New York Times
ALBANY, N.Y. - Eric T. Schneiderman, the New York attorney general, has requested information and documents in recent weeks from three major Wall Street banks about their mortgage securities operations during the credit boom, indicating the existence of a new investigation into practices that contributed to billions in mortgage losses.
According to the New York Times, officials in Schneiderman's office have also requested meetings with representatives of Bank of America, Goldman Sachs and Morgan Stanley. The inquiry appears to be quite broad, with the attorney general's requests for information covering many aspects of the banks' loan pooling operations, the Times reported. They bundled thousands of home loans into securities that were then sold to investors such as pension funds, mutual funds and insurance companies.
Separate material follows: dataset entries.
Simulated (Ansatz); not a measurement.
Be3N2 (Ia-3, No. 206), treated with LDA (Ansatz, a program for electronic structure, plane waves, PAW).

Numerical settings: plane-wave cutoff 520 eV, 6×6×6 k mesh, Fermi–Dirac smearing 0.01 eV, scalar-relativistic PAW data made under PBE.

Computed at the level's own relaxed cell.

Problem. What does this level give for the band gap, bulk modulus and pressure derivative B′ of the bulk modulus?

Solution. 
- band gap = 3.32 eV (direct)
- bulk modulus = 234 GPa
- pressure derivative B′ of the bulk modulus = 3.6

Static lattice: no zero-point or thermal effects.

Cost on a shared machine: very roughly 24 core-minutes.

Experts in the area have since said that banks had very little of their own money invested in those mortgages. That led banks to take greater risks, which contributed to the fiscal crisis.
It is unclear which parts of the byzantine securitization process Schneiderman is focusing on. His spokesman said the attorney general would not comment on the investigation, which is in its early stages.
Several civil suits have been filed by federal and state regulators since the financial crisis erupted in 2008, some of which have generated settlements and fines, most prominently a $550 million deal between Goldman Sachs and the Securities and Exchange Commission.
But even more questions have been raised in private lawsuits filed against the banks by investors and others who say they were victimized by questionable securitization practices. Some litigants have contended, for example, that the banks dumped loans they knew to be troubled into securities and then misled investors about the quality of those underlying mortgages when selling the investments.
The possibility has also been raised that the banks did not disclose to mortgage insurers the risks in the instruments they were agreeing to insure against default. Another potential area of inquiry: the billions of dollars in credit extended by Wall Street to aggressive mortgage lenders that allowed them to continue making questionable loans for far longer than they otherwise could have.
"Part of what prosecutors have the advantage of doing right now, here as elsewhere, is watching the civil suits play out as different parties fight over who bears the loss," said Daniel C. Richman, a professor of law at Columbia University. "That's a very productive source of information."
Officials at Bank of America and Goldman Sachs declined to comment about the investigation; Morgan Stanley officials did not respond to a request for comment.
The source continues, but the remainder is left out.